Need a help on graph related issue

Albert65 · March 19, 2019, 5:18pm

Dear All,
Could anybody suggest a solution to the following problem, which happens in the code below:

....
recon_img = None
input_img = None
all_ones = None
model = ....
....
for ....
    weight = ....
    img_data = ....
    if recon_img is None: recon_img = img_data.clone().to(glo_device)
    if input_img is None: input_img = img_data.clone().to(glo_device)
    if all_ones  is None: all_ones  = img_data.new_ones(img_data.size()).to(glo_device)

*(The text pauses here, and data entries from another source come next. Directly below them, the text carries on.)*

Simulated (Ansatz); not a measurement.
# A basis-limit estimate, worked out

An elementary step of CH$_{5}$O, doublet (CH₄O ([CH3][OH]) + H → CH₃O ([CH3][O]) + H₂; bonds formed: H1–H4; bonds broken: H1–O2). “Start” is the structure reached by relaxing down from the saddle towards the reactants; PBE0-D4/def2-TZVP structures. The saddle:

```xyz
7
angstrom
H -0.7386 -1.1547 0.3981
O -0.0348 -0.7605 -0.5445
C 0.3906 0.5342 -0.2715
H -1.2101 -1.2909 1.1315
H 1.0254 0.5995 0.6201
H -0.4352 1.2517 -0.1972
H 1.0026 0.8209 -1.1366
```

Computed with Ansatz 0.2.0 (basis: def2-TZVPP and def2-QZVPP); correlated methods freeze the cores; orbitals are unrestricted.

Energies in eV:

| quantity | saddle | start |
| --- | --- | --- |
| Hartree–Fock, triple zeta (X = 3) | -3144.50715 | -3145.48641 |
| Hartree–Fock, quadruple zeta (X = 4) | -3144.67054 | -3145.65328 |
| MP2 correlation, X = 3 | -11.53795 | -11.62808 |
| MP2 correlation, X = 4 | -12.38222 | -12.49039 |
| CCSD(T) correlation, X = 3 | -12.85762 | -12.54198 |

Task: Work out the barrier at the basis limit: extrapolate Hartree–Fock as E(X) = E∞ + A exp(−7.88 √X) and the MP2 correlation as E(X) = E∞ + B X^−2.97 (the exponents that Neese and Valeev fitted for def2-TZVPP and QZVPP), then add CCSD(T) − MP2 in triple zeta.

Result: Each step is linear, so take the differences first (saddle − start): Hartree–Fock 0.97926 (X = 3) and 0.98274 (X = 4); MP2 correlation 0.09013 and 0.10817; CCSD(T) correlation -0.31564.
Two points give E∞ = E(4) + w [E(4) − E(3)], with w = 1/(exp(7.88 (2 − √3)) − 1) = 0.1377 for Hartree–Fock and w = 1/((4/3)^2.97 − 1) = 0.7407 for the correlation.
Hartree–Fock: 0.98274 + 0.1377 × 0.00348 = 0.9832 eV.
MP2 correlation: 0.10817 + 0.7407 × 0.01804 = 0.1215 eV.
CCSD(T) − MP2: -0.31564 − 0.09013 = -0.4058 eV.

    input_img[:,:,:] = img_data * weight + recon_img * (all_ones - weight)  ### <-- HERE
    recon_img = model(input_img)

    loss = F.l1_loss(weight * recon_img, weight * img_data, reduction="sum")
    optimizer.zero_grad()
    loss.backward()             ### <-- CRASHES
    optimizer.step()
    ....

If I feed in model the modified image tensor (input_img[:,:,:] = img_data * weight + recon_img * (all_ones - weight)), the error shows up after the second iteration:

learning rate: 0.001
Backend TkAgg is interactive backend. Turning interactive mode on.
loss:524955.6250, frame:10
learning rate: 0.000999
Traceback (most recent call last):
ERROR: ('Trying to backward through the graph a second time, but the buffers have already been freed. Specify retain_graph=True when calling backward the first time.',)
  File "/Users/albert/work/cnn/_bgs_5_history_tanh_feedback.py", line 410, in <module>
    Main(args)
  File "/Users/albert/work/cnn/_bgs_5_history_tanh_feedback.py", line 346, in Main
    loss.backward()
  File "/usr/local/lib/python3.7/site-packages/torch/tensor.py", line 102, in backward
    torch.autograd.backward(self, gradient, retain_graph, create_graph)
  File "/usr/local/lib/python3.7/site-packages/torch/autograd/__init__.py", line 90, in backward
    allow_unreachable=True)  # allow_unreachable flag
RuntimeError: Trying to backward through the graph a second time, but the buffers have already been freed. Specify retain_graph=True when calling backward the first time.

However, if I use just “input_img[:,:,:] = img_data”, everything is fine. I understand that this is a bit bizzare to blend output with the input, but it should be (?) techincally alright. Where do I miss “retain_graph=True”? I would appreciate a suggestive feedback.